Published 05 June, 2015; last updated 8 May, 2023
In the most recent surveys, experts gave median predictions in the 2050s for the arrival of human-level AI. Prediction markets/aggregators currently give median predictions in the 2030s. Individual analyses give a wide range of predictions.
(See main page: AI timeline surveys)
We know of 20 surveys on the predicted timing of human-level AI. Participants appear to mostly be experts in AI or related areas, but with a large contingent of others. Most of the surveys asked about AI timelines by asking participants for the year in which they expect a given probability of human-level AI (HLAI). Collapsing a few slightly different definitions of HLAI, the results of surveys that used this fixed-probability methodology are shown in figure 1. Note that asking about timelines in terms of fixed-probabilities tends to elicit shorter timeline predictions than asking in terms of fixed-years.
(See main page: AI Timeline Prediction Markets)
Prediction markets, and prediction aggregators like Metaculus, incentivize forecasters to make good predictions. One limitation of prediction markets is that they cannot incentivize correct predictions where the predicted outcome prevents a payout. Because many believe that human-level AI might lead to human extinction, prediction markets may not work as well for AI timelines as for other questions.
(See main page: List of Analyses of Time to Human-Level AI)
(Note: this section is about data that was collected in 2015 and does not include predictions made since then)
In 2012, MIRI collected public predictions about human-level AI timelines. In 2015, we expanded on this list to make a database of all such predictions that we knew about at the time, including public statements and survey results. This database contained 1,300 public predictions of when human-level AI will arrive, though 888 are from a single informal online poll. The database includes ten surveys that addressed this question directly (plus a set of interviews which we sometimes treat as a survey but here count here as individual statements, and a survey which asks about progress so far as a fraction of what is required for human-level AI). Only 65 predictions in the database are not part of surveys.
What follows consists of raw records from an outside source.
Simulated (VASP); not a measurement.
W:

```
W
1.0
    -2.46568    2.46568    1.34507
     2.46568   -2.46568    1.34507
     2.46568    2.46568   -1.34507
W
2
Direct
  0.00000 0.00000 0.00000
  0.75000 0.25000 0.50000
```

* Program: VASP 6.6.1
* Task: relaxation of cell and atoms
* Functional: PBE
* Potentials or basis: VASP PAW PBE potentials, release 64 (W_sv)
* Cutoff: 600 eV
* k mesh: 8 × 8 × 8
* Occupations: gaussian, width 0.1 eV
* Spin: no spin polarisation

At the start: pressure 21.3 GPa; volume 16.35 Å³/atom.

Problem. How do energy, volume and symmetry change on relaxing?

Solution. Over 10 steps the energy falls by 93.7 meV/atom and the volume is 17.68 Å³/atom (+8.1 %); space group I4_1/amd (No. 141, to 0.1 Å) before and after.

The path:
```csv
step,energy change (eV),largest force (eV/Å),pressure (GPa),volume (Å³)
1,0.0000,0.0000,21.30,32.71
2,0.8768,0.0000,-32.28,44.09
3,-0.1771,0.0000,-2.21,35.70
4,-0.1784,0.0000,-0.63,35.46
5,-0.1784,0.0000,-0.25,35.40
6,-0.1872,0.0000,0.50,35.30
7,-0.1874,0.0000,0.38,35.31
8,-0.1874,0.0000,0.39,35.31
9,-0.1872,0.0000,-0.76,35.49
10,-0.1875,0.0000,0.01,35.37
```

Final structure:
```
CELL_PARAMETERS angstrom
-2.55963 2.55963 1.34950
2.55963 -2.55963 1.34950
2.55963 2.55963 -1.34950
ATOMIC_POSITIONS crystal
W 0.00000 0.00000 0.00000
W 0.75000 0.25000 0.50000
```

The surveys in the 2015 database tend to have median dates between 2040 and 2050. All six of the surveys which asked for the year in which human-level AI will have arrived with 50% probability produced medians in this range (not including Kruel’s interviews, which had a median of 2035, and are counted in the statements here). The median prediction in statements was 2042, though predictions of AGI researchers and futurists had medians in the early 2030s. We did not attempt to adjust these figures for biases.
Expert predictions about AI timelines are often considered uninformative. Evidence that predictions are less informative than in other messy fields appears to be weak. We have not evaluated baseline prediction accuracy in such fields however. We expect survey results and predictions from those further from AGI are more accurate than other sources, due to selection biases. The differences between these sources appear to be a small number of decades.